He didn’t live a special life. He never went to college. He never saw the ocean. He drank too much and watched too much television. He worked in lumber yards his whole life, selling lumber, then managing yards. He could calculate the lumber needed for a house in his head. He never used the internet. He liked winners, especially Mickey Mantle, John Elway and Michael Jordan. He loved Angie Dickinson and Mariah Carey. Even when he was nearing 80, frail, with his kidneys failing and no teeth, he thought he had a way with the ladies. He flirted with every nurse and waitress he met. It wasn’t until his last month that he agreed to cancel his subscription to the Playboy channel. He took a lot of wildlife photos and hardly any of his family. He was the guy I called when I did something really stupid and needed money and assurance that it wouldn’t be mentioned again. His humor was sharp, off-color, sarcastic, and could be cruel. His house was never clean, and his favorite foods were chili, prime rib, liver and onions, and pie.


He was typical of western Colorado men of his generation; These men identified as outdoorsmen, drinkers and rugged individualists. They were opinionated and confident, not interested in politics or current events and slightly suspicious of educated people. He wasn’t ambitious and lost several jobs over the years because of his drinking, his refusal to bow to authority, or both. He never had money, and we lived in a double-wide trailer on a dirt road. There were ragged looking shacks for outbuildings. He hired a friend with a backhoe to dig a pond and tried several times to stock it with trout. He started many projects, finished few.
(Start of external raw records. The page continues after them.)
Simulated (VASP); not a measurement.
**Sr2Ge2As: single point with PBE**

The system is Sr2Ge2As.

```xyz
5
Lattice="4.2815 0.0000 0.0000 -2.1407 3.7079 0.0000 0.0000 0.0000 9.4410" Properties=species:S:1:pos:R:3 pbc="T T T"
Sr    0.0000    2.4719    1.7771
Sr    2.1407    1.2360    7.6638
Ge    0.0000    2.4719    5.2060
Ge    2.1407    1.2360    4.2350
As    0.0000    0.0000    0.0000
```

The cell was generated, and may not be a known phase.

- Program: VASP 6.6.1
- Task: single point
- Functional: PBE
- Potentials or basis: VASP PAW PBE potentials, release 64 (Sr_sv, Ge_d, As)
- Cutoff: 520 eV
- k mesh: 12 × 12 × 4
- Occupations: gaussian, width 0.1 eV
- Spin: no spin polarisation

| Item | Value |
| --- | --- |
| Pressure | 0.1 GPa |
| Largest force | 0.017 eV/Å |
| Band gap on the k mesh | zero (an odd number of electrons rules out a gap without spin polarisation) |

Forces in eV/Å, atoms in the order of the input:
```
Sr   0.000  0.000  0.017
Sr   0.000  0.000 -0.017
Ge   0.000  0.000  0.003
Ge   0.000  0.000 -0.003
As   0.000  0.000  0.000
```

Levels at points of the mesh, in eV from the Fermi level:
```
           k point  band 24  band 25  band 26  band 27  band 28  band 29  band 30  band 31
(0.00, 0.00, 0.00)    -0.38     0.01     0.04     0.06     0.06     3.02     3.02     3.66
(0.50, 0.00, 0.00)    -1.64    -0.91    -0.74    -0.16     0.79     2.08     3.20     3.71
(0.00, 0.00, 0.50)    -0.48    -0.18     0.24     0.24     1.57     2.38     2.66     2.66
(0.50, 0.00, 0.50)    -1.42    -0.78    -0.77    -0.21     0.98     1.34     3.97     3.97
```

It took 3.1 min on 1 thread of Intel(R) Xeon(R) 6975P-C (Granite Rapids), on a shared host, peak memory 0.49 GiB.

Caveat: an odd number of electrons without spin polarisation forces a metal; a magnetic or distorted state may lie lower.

He lived alone from 1978 until his death in February 2017. While married, he flirted with many women: his neighbor, his sister-in-law, his coworkers. He claimed he never cheated on his wife, but I recall several times our mother piled us kids in the car and drove around trying to catch him in the act of cheating. I’m not sure if this was her jealousy, his infidelity or both. The marriage was always troubled. She left him for another man after 20 years, and the messy divorce broke his heart. For several years, he cried every time I saw him or talked to him. He never remarried and never lived with another woman.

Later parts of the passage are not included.